Ted Nield hails another spectacular failure of those in charge to recognise that 'science' is part of 'culture'.
Geoscientist 22.06 July 2012
As the 70-day, 8000-mile Torch Relay brings the Olympic flame within reach of 95% of UK residents in the hands of ‘inspirational people’, there can be no doubt that the most exciting thing going on in the capital this month is - the
Crossrail Project, subject of our main feature, by engineering geologist Ursula Lawrence.
But touching the other subject (incidentally,
Geoscientistcovered the engineering geology of the Olympic Park in May 2006, and do watch out for Sarah Day’s special London podcasts while the flame still burns) we witnessed the arrival of said
ignis fatuus on May 18. Since then there has been much complaint (at conferences of science communicators) that the so-called ‘Cultural Olympiad’, a set of nebulous parallel events featuring ‘guys on stilts’, ought to have been named the ‘Arts Olympiad’. And one opportunity to include some science was well and truly lost on that day, as the apparatus in which the flame was carried to Land’s End (before being transferred to the famous torch) was described by BBC World’s commentator as “a specially designed golden lantern”.
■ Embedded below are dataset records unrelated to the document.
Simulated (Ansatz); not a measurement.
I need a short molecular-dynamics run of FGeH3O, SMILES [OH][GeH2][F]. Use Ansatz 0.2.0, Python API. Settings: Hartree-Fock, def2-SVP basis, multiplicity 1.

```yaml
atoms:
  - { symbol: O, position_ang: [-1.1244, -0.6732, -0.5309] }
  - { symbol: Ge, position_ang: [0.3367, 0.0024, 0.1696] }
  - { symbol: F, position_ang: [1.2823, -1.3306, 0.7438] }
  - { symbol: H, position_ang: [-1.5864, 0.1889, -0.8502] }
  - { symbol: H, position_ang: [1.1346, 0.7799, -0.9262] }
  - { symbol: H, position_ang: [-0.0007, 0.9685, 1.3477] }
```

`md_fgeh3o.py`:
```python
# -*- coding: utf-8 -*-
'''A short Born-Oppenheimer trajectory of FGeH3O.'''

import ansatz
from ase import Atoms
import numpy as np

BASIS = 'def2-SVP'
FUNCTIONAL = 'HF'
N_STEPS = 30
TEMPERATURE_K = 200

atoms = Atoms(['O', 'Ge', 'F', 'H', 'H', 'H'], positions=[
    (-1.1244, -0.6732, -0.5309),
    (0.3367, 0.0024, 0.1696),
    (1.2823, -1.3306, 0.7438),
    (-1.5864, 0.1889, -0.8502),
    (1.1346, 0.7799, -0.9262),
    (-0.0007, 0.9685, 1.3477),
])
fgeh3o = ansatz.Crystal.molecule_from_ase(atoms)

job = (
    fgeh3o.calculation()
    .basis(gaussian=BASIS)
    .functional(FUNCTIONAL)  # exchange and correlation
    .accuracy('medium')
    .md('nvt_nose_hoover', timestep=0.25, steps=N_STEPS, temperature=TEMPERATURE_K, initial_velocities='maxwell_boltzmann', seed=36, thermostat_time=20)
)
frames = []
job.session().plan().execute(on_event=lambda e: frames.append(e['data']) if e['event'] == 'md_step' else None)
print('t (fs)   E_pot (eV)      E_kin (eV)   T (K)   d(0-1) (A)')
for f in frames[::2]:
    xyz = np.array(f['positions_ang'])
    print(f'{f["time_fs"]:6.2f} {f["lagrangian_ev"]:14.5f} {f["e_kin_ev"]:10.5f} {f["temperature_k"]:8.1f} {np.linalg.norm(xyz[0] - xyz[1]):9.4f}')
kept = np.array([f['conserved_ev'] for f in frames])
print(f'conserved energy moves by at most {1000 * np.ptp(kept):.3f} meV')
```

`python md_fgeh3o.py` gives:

Why the helicopter in which it arrived was not described as “a specially designed heavier-than-air flying machine” I cannot imagine; but I suspect it was because the commentator knew a helicopter when she saw one, but had never seen a Davy Lamp in her life.
Now, I recognise that not everyone comes from a mining background or was brought up in a coal basin. But Humphry Davy’s Safety Lamp surely ranks among the greatest inventions of all time –its metal gauze principle given to the world freely by an inventor too high-minded to apply for a patent. Ignorance of it may say something about the decline of mining, or changes in the way chemistry and physics are taught; but it rankles all the more around these parts, because Sir Humphry Davy (1778-1829) was one of the 13 founders of - The Geological Society.
I was in France in 1998, when the French national stadium, the Stade de France, was opened. It was built on heavily polluted brownfield land in Saint-Denis, Paris - and I greatly admired the way that a TV science programme for children,
C’est pas sorcier (‘It’s not magic’ – FR3), devoted an entire programme to its planning and design, land remediation, and construction.
And that, in a nutshell, is how enthusiasm for the Olympics could have been used to feed interest in the amazing geotechnical and other scientific aspects of this worldwide sporting event. But nobody thought to ask. And we have got guys on stilts instead.